This is a tricky issue. There’s a project which I discovered while I was writing this post, called nix-ld, that is basically trying to deal with this same problem using a similar approach. They also ran into this impurity issue and decided that the best course was to force the user to specify which version of ld-linux.so to use via an environment variable. That’s a totally valid approach, and their program has some other very nice features,4 but what if we could somehow scan the binary and just figure out dynamically which ld-linux.so to use?

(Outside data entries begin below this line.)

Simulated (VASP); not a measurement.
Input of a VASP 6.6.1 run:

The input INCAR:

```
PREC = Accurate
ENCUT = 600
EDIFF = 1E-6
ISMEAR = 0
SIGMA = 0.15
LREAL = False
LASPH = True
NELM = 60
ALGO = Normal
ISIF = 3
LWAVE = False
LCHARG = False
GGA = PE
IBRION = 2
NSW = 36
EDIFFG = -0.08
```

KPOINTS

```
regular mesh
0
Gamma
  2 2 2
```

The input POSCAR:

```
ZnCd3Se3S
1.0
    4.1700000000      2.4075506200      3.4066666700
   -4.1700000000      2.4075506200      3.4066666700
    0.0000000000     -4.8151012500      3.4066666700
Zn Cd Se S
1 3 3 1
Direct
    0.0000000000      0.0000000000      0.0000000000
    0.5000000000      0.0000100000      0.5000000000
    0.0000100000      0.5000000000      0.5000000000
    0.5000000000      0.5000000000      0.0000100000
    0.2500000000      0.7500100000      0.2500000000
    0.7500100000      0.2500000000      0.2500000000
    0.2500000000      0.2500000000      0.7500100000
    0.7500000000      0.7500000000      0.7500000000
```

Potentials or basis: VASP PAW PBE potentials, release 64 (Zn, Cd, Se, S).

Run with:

If we could figure this out dynamically, there would be an easy way to take advantage of the information. You see, there’s a way to override the program loader path hardcoded into a binary, which is just to invoke the loader directly as the first argument of your command (even before the program you’re trying to run). So for instance: $ foo will execute the program foo using the path to ld-linux.so in foo’s ELF headers. But $ /home/will/my_crazy_ld-linux.so foo will ignore the one that’s present in foo’s ELF headers, and directly use /home/will/my_crazy_ld-linux.so. But what this means is that you can “chain” program loaders – it’s possible to write a “meta-loader” which when asked to load a program, invokes some other loader to finish the job. To make this concrete, here’s the simplest possible example of such a meta-loader:

#!/usr/bin/env bash
/lib64/ld-linux-x86-64.so.2 $1

So if we knew what the correct loader should be, then we could have the meta-loader invoke it (and hardcode the path to the meta-loader into our program). But is there a foolproof way to decide what the correct loader is? Again, YES! There’s another special header in your executable which defines the “RPATH” and the “RUNPATH”, think of these as a way of providing hints to the dynamic linker about where to go looking for certain libraries that you’ve linked against. But for a binary compiled on NixOS, these actually contain store paths for (among other things) the glibc that your program was built against. And that same store path will contain a copy of ld-linux.so that is guaranteed (well, I hope) to work with that version of glibc. Best of all, having a bunch of extra RPATHs pointing to nonexistent Nix store locations doesn’t break anything on normal Linux. And that means we can actually have a plan that works.

That moment when you've figured it all out

Let’s consider the 4 possible cases of has/does not have a Nix-style RPATH and running on NixOS/normal linux:

  • Normal binary, Normal Linux: No problem, the loader is where we expect and library resolution works as normal.
  • Nix binary, Normal Linux: No problem, we patchelf’d the binary so it works on normal linux. Library resolution using the RPATH will fail, and then it will fall back on the system library path and find what it needs.
  • Nix binary, NixOS: No problem, our symlink will point it at the meta-loader, which will then read the RPATH and pick the correct “real” loader to use.
  • Normal binary, NixOS: ALSO NO PROBLEM!!! Assuming that your binary is able to run at all, there is some glibc it will pick up at runtime (perhaps via your shell’s PATH or LD_LIBRARY_PATH). Our symlink will point the binary at the meta-loader, which will fail to read the RPATH, and fall back on the ld-linux.so provided by the glibc installation that your binary would have used. This will exactly match the glibc that gets loaded by the process, so everything will still work.

So great, now we have a design that should work. Can we just write a little shell script to do this and act as our meta-loader?

Lol. Lmao, even.

Remember our simplest possible meta-loader? It takes your program and invokes it again using the real loader. It looked like this:

#!/usr/bin/env bash
/lib64/ld-linux-x86-64.so.2 $1

This minimal meta-loader will totally work if you invoke it directly like $ meta_loader.sh foo, and it will totally not work if you hardcode its path (or a symlink to it) in the ELF headers of a binary. Why? I dunno man, haven’t you learned not to ask these sorts of questions? This is the part of programming that feels more like archaeology. We are descending through geological strata, marveling at perfectly preserved skulls and papyri and stuff, pondering how to run our sewer line through here without triggering a lot of red tape.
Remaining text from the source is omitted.